Can you tell me anything about the content of "Snuff It"? Maybe I would have something relevant to particular articles.

-Lydia

Hi Lydia, The overarching focus will be overpopulation and the singularity, as in everything going exponential at once, our predictions all came true etc.

Another major theme is post-antihumanism: now that we're colliding for real with the spiraling side effects of our accumulated bad decisions, there's no point in hating humans for making the same mistakes that any intelligent planet-wide life-form would be sorely tempted to make, and in most cases presumably does make. This trope is primarily due to the influence on my thinking of David Grinspoon's "Earth in Human Hands," especially the notion that failing to make it through the bottleneck is a tragedy, but only for us, and very likely a commonplace outcome. Grasping that the odds were stacked against us from the start is cold comfort of course, but it does put things in perspective. It's comforting to me in an abstract way that according to astronomy and statistics, somewhere out there in the cosmos, intelligent life has successfully passed through the Great Filter.

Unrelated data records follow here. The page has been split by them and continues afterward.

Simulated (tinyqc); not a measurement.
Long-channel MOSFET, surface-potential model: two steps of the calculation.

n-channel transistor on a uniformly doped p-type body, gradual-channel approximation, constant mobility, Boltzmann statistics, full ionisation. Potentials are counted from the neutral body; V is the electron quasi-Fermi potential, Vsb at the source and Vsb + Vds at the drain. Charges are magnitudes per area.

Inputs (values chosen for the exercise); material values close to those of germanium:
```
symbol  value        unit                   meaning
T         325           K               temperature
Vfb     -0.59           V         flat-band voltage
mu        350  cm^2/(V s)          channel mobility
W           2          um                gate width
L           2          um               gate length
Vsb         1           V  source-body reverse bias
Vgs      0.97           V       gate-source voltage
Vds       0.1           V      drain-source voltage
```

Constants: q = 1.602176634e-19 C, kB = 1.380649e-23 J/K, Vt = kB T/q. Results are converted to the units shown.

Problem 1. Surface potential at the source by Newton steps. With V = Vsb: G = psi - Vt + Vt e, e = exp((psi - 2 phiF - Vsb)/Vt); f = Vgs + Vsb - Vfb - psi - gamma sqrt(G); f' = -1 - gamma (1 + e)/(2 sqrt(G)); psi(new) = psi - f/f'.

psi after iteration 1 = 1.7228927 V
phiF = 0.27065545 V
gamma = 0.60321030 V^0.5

Another theme is death and stages of grief: preparing not only for personal death, but the likely destruction of my work along with everything I contributed to and struggled for. The persistence of civilization and its accomplishments are almost certainly a mirage, and this is a very personal tragedy for me, because I invested so much of my time and energy in civilization, and especially because unlike so many people I leave behind no children and have no religious faith to comfort me. The essential theme for me is squarely facing death at both personal and societal scales.

I think you were correct that my focus on and fascination with enormous, even geological time scales in my polymeter music and art is no coincidence, and relates directly to post-antihumanism. It's an obsession with the idea of immortality, driven by fear that all this effort could be for naught, and that we stood on the shoulders of giants for nothing. I feel the word "extinction" in a personal way that I wager most people don't. To me its central meaning is erasure. I used to talk about the horror of species being erased from earth's hard drive, but now it's my own personal information that will be erased, along with that of everyone I was ever inspired by. My heroes and ideological ancestors are all on the chopping block too, physically long dead and achieving quasi-immortality only through the fragile storage systems of civilization. It's the hideous realization that "The Matrix" was actually a best-case scenario, in which civilization's accomplishments were at least preserved, even if only as data, and that the likely outcome is much more prosaic: our entire history reduced to just a thin layer of oily rock, unremembered, unloved, and unknown.